Oil has long been the most traded commodity on a global scale and given its volatility and intra day movements, traders have used derivative contracts such as futures and options to gain exposure to and profit from movements in the oil price.  

Up until recently trading oil as an Australian trader has always been through futures contracts listed on international markets or through over the counter CFDs. There is now a way to gain direct leveraged exposure to movements in the oil price through the ASX: Commodity MINIs.

Commodity MINIs are a type of trading warrant that are listed, traded and settled on ASX. They provide leveraged exposure to the commodity whilst tracking the value of that commodity on a 1 for 1 basis. Other features of Commodity MINIs are that they have no expiry dates and include an embedded stop loss feature ensuring that the trader cannot lose more than there initial outlay. For traders that are unfamiliar with MINIs they can basically be described as a CFD style warrant.

The Commodity MINI over oil provides investors with exposure to the NYMEX (New York Mercantile Exchange) light sweet crude oil futures contract. This contract is used as an international pricing benchmark and is the most liquid oil futures contract.

Commodity MINIs always trade on a 1 for 1 basis with the underlying instrument and therefore the pricing of the MINIs is a relatively simple process. Figure 1 illustrates the oil price since June 2009. As can be seen there have been many uptrends and downtrends in the oil price over this period.

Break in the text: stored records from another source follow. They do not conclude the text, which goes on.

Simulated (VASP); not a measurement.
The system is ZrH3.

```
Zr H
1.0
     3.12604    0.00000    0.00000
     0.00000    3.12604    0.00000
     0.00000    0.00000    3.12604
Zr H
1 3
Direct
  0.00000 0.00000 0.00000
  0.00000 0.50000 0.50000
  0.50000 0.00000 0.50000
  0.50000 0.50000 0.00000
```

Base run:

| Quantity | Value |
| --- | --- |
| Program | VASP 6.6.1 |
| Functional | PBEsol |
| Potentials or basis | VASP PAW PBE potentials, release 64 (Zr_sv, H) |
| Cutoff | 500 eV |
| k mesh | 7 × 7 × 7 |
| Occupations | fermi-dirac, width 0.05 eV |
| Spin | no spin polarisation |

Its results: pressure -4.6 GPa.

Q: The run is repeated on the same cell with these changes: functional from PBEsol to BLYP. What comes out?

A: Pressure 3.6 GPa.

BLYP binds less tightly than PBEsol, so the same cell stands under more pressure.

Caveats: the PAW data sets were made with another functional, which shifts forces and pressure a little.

Figure 1: Oil Price (Nymex) $US per barrel since June 2009

The green arrow in the chart above details when you would use a MINI long and the red arrow shows when you would use a MINI short given a decline in the price. We can price a commodity MINI as follows:

 

The pricing components of a Commodity MINI:

Value of a Commodity MINI Long =

[(Level of the Commodity Futures – Strike Price) / Exchange Rate] / Multiplier

Value of a Commodity MINI Short =

[(Strike Price – Level of the Commodity Futures) / Exchange Rate] / Multiplier

Assume the Oil futures contract was trading at $75 and the MINI long and MINI short had strike prices of $50 and $100 respectively, the multiplier is 10 and the AUD/USD exchange rate is $0.90, the value of the MINI contracts would be as follows:

The initial cost of the MINIs would be:

Mini Long value: [($75 – 50)/ $0.90]/ 10 = $2.78

MINI short value: [($100 – 75)/ $0.90]/ 10 = $2.78

It is also important to note that MINIs have an inbuilt stop loss feature, this stop loss level is set approximately 10% above the strike for MINI longs and 10% below the strike for MINI shorts.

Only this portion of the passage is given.